Collecting Carnival Glass

Carnival glass refers to a distinctive type of molded glass with an iridescent coating that gives the glass an “oil-on-water” multi-colored look. An inexpensive, mass produced imitation of a popular art glass style, these pieces were often given away as prizes and premiums during the early years of the 20th century and it is from this legacy that the term carnival glass is derived. Iridization is accomplished by spraying the glass with liquid metallic salt while it’s still reasonably hot. Carnival glass is usually finished by experienced artisans. It is imbued with an iridescent sheen which reflects light and gives the glass a shimmer with a metallic tinge.

History of Carnival Glass

The first carnival glass was produced in 1907 in the United States by the Fenton Glass Company of Williamston, West Virginia. Its first product was called “iridescent ware.” Fenton’s first line of products was called Iridill and given the trade name Venetian Art. The company’s goal was to produce in bulk an attractive product that could challenge the pricey iridescent glass of Steuben and Tiffany. Even if the new glass product did not really catch the market’s fancy, other glass manufacturers emulated the Fenton brothers’ venture and created their own version of carnival glass, making use of the iridization method known as doping.

In 1908, the “Golden Iris” of Harry Northwood Glass Company was introduced to the market. This product line was identified by a color known as marigold. Imperial glass and Dugan companies quickly followed suit. Another company, Millersburg, manufactured carnival glass for about two years and its wares are currently regarded as some of the best.

With the production cost for carnival glass being quite low, the market did not value the glass, and consumers resisted paying a premium price. As prices dropped, these pieces began to appear as carnival prizes.

Fenton saw a new market in this development and manufactured 150 designs up to the later part of the 1920s. Carnival glass items were being sold in five-and-dime stores for pennies and also used as give-away or promotion items in grocery stores and movie houses. Imperial even had profitable deals with Quaker Oats and Woolworth’s.

Westmoreland, Cambridge, Fostoria, U.S. Glass, McKee, Jenkins and Higbee came out with their own versions of carnival glass and it was being produced around the globe from Mexico, Australia, England, Scandinavia, Argentina, Czechoslovakia and Germany.

Around 1925, Americans began to lose interest in carnival glass and a number of American glass companies closed shop. In Europe, glass makers continued to produce carnival glass up to the 1940s. After the 2nd World War, carnival glass began to be considered a collectible item.



In the 20th century, some glass companies started making carnival glass again, but these new pieces were not particularly successful with collectors. The most in demand pieces are those from the halcyon days of carnival glass between 1907 and 1930. Collectors should be wary of reproductions which are copycats of the real thing in color and design.

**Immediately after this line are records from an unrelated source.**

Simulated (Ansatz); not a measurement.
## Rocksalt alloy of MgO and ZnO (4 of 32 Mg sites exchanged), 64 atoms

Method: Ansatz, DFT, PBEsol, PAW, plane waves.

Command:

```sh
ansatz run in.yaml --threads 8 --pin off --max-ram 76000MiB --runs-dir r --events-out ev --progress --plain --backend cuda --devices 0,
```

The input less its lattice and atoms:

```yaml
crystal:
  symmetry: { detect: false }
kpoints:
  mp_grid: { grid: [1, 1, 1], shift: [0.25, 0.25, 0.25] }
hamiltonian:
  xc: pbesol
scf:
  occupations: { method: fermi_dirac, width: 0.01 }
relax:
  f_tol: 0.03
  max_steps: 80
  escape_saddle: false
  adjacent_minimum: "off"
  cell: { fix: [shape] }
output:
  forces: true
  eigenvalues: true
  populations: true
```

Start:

There are more than 2,000 original carnival glass designs. From Fenton came Cattails and Waterlily, Butterfly and Berries, Vintage, Ribbon Tie, Peacock Tail, Thistle, and Wreath of Roses. Northwood’s earliest designs included Cherry and Cable, Waterlily and Cattails, Valentine and their most sought-after design, Grape and Cable. Collectors of Millersburg pieces hunt for Blackberry Wreath, Hobstar and Feather and Rays, and Ribbons.

With their traditional molds, Dugan started producing carnival glass in such designs as vase patterns called Quill, Target and Wide Rib, Jeweled Heart, Honeycomb, Pulled Loop and Vineyard and also made designs specifically for carnival glass such as Christmas Compote, Farmyard, Roundup and Heavy Iris.


Because of the very stiff competition, manufacturers set themselves apart from the others by advancing their own particular method of treating carnival glass. Most carnival glass lines were named after their original color before the treatment. The exception was Marigold of Northwood which was treated with orange on a sheer base. Northwood also came up with unique carnival glass lines in pastels, cobalt blue, amethyst, ice green and ice blue, and white.

Dugan had a peach iridescent variation of the orange colored carnival glass. Millersberg specialized in a predominantly shiny and bright kind of carnival glass called radium. Fenton was distinguished for its bright red pieces particularly those produced in the early 1920s, while Imperial attained distinction with its helios, smoke, and purple colors. Helios was created with a silver treatment on green glass, whereas smoke color was created by a gray treatment to clear glass.

Collecting Tips

Become skilled at checking the colors: Color is a significant factor in carnival glass collecting and one that will affect the quality of your collection. You can identify the color by checking the bottom of the piece and inspecting the piece in a strong light to get a really good look at the color. With so many variations recognized by collectors, identifying color is one of the most complex aspects of collecting carnival glass. Many collections are built upon the pursuit of one or several specific colors.

Determine the particular shape you want to collect: Carnival glass comes in a wide variety of shapes. As a collector, you might want to limit your collection to specific shapes or styles. Shapes or styles include plates, bowls, pitchers, tumblers and vases; hat pins, beads, brooches, purses, buttons and jewelry; lamps and more. Many people have a preference for one style over another, and a grouping of similar style pieces always looks nice together.

Decide on the patterns or designs you want to collect: There are over 500 different designs featured in carnival glass. Patterns or designs can be a vital factor in your collecting endeavor. Designs or patterns include several flower, fruit, animal and geometric shapes. Carnival glass prices

As with any collectible, the marketplace can be a little fickle when it comes to valuing carnival glass. Scarcity and condition of a piece certainly play a role, but so does serendipity. If the right collector and the right seller are together at the right time, a piece may sell for considerably more than it would otherwise. Popular colors and patterns will fetch more than less popular colors and patterns, and of course a popular manufacturer will fetch more than a less popular one. Several factors in valuation specific to the carnival glass trade are the condition of the iridescent luster and the clarity of the pattern.